18th Conference on Weather and Forecasting, 14th Conference on Numerical Weather Prediction, and Ninth Conference on Mesoscale Processes

Thursday, 2 August 2001: 8:00 AM
A Numerical Study of the Impact of Vertical Shear on the Distribution of Rainfall in Hurricane Bonnie (1998)
Robert Rogers, RSMAS/Cooperative Inst. for Marine and Atmospheric Studies/Univ. of Miami, Miami, FL; and S. S. Chen, J. E. Tenerelli, and H. E. Willoughby
Despite the significant impacts of heavy rainfall that sometimes accompany tropical cyclone landfall, quantitative precipitation forecasting (QPF) remains one of the most difficult problems in tropical cyclone forecasting. One of the key tasks in improving tropical cyclone QPFs is understanding the processes that affect the intensity and distribution of rainfall around the storm. These include the translational speed of the storm, topography and orientation of the coast, and interactions with the environmental flow and moisture fields. These effects can combine to produce rainfall distributions that range from nearly axisymmetric to highly asymmetric with respect to the storm center and rainfall amounts that range from minimal to catastrophic.

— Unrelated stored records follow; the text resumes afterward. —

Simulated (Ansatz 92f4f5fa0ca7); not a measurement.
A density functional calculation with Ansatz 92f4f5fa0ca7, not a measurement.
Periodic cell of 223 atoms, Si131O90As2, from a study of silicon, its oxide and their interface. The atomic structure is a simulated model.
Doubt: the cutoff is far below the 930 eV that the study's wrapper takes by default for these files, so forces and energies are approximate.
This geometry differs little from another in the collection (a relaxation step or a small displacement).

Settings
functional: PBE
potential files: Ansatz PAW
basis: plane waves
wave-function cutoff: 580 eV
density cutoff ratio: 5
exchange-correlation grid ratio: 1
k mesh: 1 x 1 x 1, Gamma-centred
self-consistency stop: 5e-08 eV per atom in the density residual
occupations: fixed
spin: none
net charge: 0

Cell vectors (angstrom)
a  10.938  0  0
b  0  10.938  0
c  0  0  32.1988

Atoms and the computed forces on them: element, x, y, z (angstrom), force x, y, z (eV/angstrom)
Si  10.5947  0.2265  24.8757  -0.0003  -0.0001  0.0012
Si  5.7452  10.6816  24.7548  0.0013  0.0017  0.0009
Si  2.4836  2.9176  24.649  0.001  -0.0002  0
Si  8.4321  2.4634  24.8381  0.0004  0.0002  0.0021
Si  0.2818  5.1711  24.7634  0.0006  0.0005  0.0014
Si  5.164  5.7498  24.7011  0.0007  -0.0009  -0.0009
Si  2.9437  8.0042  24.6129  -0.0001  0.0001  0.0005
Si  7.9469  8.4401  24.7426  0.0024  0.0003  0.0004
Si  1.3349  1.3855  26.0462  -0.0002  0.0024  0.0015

In this investigation, the interactions between a storm and its environmental flow field are studied by performing a numerical simulation of Hurricane Bonnie (1998) to investigate the role that vertical wind shear played in azimuthal variations of rainfall. A high-resolution (minimum grid length length of 1.67 km), auto-movable mesh, five-day simulation using the primitive-equation, nonhydrostatic MM5 mesoscale model is performed, beginning at 00 UTC 22 August 1998 and continuing until 00 UTC 27 August 1998. The highest-resolution mesh is used between 00 UTC 25 and 00 UTC 27 August. Particular emphasis is given to this time period, after the storm has reached its peak intensity, in order to study the impact that the evolving environmental flow field has on producing a tilt in the main vortex and how this tilt is related to the simulated azimuthal distribution of precipitation.